Memory ordering is the thing that separates people who use concurrent code from people who write concurrent primitives. I avoided understanding it for years, using SeqCst everywhere like a safety blanket. It worked. But it left performance on the table and, more importantly, left me unable to read half the lock-free code I encountered.
So here’s the actual explanation — no hand-waving.
Why Ordering Matters
Modern CPUs and compilers reorder instructions for performance. Your code says “write A, then write B,” but the CPU might execute B first if there’s no dependency between them. On a single thread, this is invisible — the final result is the same.
With multiple threads, reordering becomes visible. Thread 1 writes data then sets a flag. Thread 2 sees the flag and reads the data. But if the CPU reordered thread 1’s writes, thread 2 might see the flag before the data is actually written. Boom — you’re reading garbage.
// CONCEPTUAL PROBLEM — not real Rust (this is what can go wrong)
// Thread 1:
data = 42; // might be reordered AFTER the flag store
flag = true;
// Thread 2:
if flag {
use(data); // might read stale data because data write hasn't happened yet
}
Memory ordering tells the CPU and compiler: “These operations must be visible in this order.”
The Four Orderings in Rust
Rust exposes the same memory orderings as C++:
Relaxed
No ordering guarantees relative to other operations. Only guarantees atomicity — the operation itself is indivisible.

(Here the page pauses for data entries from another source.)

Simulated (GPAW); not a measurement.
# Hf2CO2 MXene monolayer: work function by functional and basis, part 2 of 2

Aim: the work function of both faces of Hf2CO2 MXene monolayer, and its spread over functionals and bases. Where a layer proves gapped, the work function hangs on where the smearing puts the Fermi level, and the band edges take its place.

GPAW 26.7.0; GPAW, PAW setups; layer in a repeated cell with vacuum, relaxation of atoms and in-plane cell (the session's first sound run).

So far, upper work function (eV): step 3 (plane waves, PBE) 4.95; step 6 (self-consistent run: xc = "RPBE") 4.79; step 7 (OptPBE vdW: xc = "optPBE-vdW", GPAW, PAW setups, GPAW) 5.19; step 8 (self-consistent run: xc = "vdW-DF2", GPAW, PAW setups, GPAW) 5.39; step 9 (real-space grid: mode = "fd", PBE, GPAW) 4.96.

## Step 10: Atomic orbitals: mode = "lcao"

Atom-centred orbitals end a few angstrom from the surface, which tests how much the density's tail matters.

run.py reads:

use std::sync::atomic::{AtomicU64, Ordering};
let counter = AtomicU64::new(0);
counter.fetch_add(1, Ordering::Relaxed);
When to use: Independent counters, statistics, anything where you don’t care about the order operations become visible to other threads. Just that each individual operation is atomic.
Acquire
When a load operation uses Acquire, all subsequent reads and writes in the current thread are guaranteed to happen after the load. It “acquires” the state published by the corresponding Release.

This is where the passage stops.